TSX: EOX
www.euromaxresources.com
VANCOUVER, BC, Feb. 27,
2023 /CNW/ - Euromax Resources Ltd. (TSX:
EOX): ("Euromax" or the "Company"), announces
that the Company
has obtained agreements from each of the European
Bank for Reconstruction and Development ("EBRD") and CC Ilovitza Limited
("CCC"), an affiliate
of Consolidated Contractors Company Group, to extend the
maturity date of EBRD's and CCC's previously
issued convertible debentures in the aggregate principal
amounts of USD$5,000,000 and
CAD$5,200,000, respectively, from February 28, 2023, to February 28, 2024.
In completing the amendments to the Company's previously issued
convertible debentures, the Company is relying on the exemptions
from the formal valuation and minority approval requirements in
Multilateral Instrument 61-101 – Protection of Minority Security
Holders in Special Transactions ("MI 61-101") contained
in sections 5.5(e) and 5.7(1)(c) of MI 61-101, respectively.

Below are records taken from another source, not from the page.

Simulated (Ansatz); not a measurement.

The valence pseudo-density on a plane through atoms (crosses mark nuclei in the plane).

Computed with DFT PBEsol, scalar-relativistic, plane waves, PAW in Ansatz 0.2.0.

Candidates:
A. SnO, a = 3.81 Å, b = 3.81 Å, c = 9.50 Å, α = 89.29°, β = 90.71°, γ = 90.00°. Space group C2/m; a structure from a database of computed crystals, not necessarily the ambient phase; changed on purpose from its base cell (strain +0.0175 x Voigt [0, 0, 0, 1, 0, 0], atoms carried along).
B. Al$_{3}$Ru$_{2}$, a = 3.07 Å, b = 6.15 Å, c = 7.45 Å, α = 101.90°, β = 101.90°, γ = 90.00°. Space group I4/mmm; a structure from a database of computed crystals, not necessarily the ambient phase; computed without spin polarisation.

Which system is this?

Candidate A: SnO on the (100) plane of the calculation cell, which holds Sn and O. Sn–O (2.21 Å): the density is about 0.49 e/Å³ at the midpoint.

The transactions described above remain subject to the final
approval of the Toronto Stock Exchange.
EBRD Convertible Loan Agreement
Prior to the extension of the maturity date of the convertible
loan agreement with Euromax (the "Convertible Loan
Agreement"), EBRD owned 23,368,547 common shares of the Company
and was entitled to own and control an additional 98,877,475 common
shares by converting amounts owing to it under the Convertible Loan
Agreement as at February 28, 2023
(using a conversion price of C$0.15
per share and an exchange rate of US$1 = C$1.34), for
an aggregate beneficial ownership of shares of 122,246,022 common
shares, representing an aggregate ownership interest of
approximately 20.76% (on a post-conversion basis).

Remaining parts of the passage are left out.